Technically, other people’s children are part of society. Everyone knows the proverb that “it takes a village to raise a child.”

But Johnson’s point is that parents should take care of their own children, and he said society does have a responsibility to provide job opportunities for parents.

Unfortunately, becoming a parent can make it more difficult to hold a job, since child care is often unaffordable, unavailable or only available at times that don’t fit an employer’s schedule. Nationally, there isn’t enough child care for the preschool population. One result of these challenges is that children in the U.S. have higher poverty rates than other age groups and higher rates than children in other advanced countries.

Democrats had hoped to create a massive child care subsidy program as part of the Build Back Better Act, vowing that, if it passed, no working parents would have to pay more than 7% of their income on child care. The bill is currently stalled.
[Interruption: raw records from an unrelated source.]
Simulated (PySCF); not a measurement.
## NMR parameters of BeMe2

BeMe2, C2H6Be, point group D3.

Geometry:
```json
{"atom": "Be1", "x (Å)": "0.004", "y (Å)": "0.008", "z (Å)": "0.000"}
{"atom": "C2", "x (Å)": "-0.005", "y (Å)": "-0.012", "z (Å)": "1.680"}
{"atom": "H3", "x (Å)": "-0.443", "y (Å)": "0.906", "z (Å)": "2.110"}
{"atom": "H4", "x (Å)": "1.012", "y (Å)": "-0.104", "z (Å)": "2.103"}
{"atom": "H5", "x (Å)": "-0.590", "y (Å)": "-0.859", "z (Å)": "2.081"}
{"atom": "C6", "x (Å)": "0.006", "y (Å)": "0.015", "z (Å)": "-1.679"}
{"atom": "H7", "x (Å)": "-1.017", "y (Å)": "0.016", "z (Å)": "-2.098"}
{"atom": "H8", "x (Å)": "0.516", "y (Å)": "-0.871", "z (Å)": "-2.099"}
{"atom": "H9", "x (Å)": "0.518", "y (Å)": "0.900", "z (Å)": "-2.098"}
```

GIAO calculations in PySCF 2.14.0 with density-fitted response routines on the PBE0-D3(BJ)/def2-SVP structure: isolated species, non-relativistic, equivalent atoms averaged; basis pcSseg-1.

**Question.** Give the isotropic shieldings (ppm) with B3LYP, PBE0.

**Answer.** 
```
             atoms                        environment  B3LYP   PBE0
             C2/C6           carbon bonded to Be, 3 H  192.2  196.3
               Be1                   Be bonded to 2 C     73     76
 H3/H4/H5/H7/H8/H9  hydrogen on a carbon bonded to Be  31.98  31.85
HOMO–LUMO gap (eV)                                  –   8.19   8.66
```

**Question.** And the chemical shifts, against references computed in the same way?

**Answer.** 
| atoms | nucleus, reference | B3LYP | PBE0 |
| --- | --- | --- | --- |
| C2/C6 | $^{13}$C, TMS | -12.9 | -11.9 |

Other Republicans have offered much more sophisticated complaints about the proposal than Johnson’s. Several argued that the bill’s higher standards for providers would unfairly increase costs for parents whose incomes make them ineligible for subsidies.

Johnson’s comment may have been ham-handed, but his free market view isn’t really an outlier among his peers in Congress, and his statement illustrates a stark difference between the parties on family economics.

Democrats have made slashing child poverty a core of their agenda. Last year they transformed the child tax credit to a monthly cash program paying most American parents as much as $300 per child from July through December, resulting in a sharp decline in child poverty.

Republicans have ignored the poverty reduction and said the program simply exacerbates labor shortages by making parents less willing to work, calling it another part of Democrats’ “socialist” program that diminishes people’s freedom ― including the freedom to be involuntarily poor.

As Johnson put it in a tweet on Wednesday, “The Left wants the government to run the family. I believe the parents do.”